Enabling Thresholds and Alerts for the Anomaly Chart

You can define the thresholds for the "Anomaly Score" chart that displays on the Anomaly Chart modal, and whether those values generate alerts in Skylar One, on the Anomaly Detection Thresholds page (Skylar AI () > Advanced: Adjust Thresholds button).

You can view the alert levels when you hover over a value in one of the charts on the Anomaly Chart modal. The Anomaly Score severity level displays after the index value, in parentheses: Normal, Low, Medium, High, or Very High:

An Anomaly Score severity level of Normal is assigned to a value in the chart that is lower than the lowest enabled alert level. For example, if the threshold for the Low severity is enabled and set to 20 or higher, an Anomaly Score of 16 would have a severity level of Normal.

To edit the Anomaly Score thresholds:

  1. On the Anomaly Detection Thresholds page (Skylar AI () > Advanced: Adjust Thresholds button), click Edit.
  2. For each of the four severity levels, from Low to Very High, you can click to check Enabled to have Skylar One generate an alert when the Anomaly Score is equal to or greater than the threshold for that severity level.
  3. You can edit the threshold value for each level if Skylar One is generating too many (or not enough) anomalies of a certain severity level.
  4. For example, if you want to enable a Low level alert when the Anomaly Score value is between 25 and 39, you would go to the Low panel, select Enabled, and update the value from "20" to "25".
  5. Click Save.
  6. You can then edit an event policy that uses alerts based on the settings on this page to generate events in Skylar One. For more information, see Creating an Event Policy for Anomalies.

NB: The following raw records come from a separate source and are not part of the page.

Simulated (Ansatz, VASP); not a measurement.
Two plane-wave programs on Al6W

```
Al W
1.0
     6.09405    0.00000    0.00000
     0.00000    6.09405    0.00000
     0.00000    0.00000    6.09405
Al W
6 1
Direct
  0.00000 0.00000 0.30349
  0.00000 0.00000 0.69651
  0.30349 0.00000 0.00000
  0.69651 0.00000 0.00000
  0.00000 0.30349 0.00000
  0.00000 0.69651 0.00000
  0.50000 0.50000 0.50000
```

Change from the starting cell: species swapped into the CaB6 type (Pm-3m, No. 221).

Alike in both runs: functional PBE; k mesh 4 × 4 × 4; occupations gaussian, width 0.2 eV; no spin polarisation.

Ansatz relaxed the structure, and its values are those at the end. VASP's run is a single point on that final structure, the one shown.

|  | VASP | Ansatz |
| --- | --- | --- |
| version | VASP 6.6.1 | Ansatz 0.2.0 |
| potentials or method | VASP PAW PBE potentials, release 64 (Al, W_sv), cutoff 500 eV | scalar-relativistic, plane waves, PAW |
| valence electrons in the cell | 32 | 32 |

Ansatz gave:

Enabling Anomaly Detection Events for Specific Metrics

While anomaly detection is enabled automatically as soon as you enable Skylar Analytics for one or more Skylar One organizations, you can also set up anomaly detection events for specific Dynamic Application metrics on a device. When this is configured, an event policy is triggered when an anomaly is detected for that metric. Anomaly detection events display with an Event Source of Skylar AI on the Events page in Skylar One.

To enable anomaly detection events for a metric on the Device Investigator page: 

  1. On the Devices page (), click the Device Name for the device on which you want to enable anomaly detection events and click the Anomaly Detection tab on the Device Investigator page.

    If the Anomaly Detection tab does not already appear on the Device Investigator, click the More drop-down menu and select it from the list of tab options.

    If your Skylar One system does not have any Dynamic Applications enabled, you will see only dashes (—) listed in the table on the Anomaly Detection tab for a device.

  2. On the Anomaly Detection tab, click the Actions icon () for any of the listed devices and select Enable Alerting. You can also select multiple devices using the check box on the left and click the Create Alert Policies button at the top. The Select Available Metrics modal appears.

  3. In the Select Metric drop-down of the Select Available Metrics modal, click the name of the metric on which you want to enable anomaly detection events for the device.

  4. For some metrics, a second drop-down field might display that enables you to specify the device directory. If this field appears, click the name of the directory on which you want to enable anomaly detection.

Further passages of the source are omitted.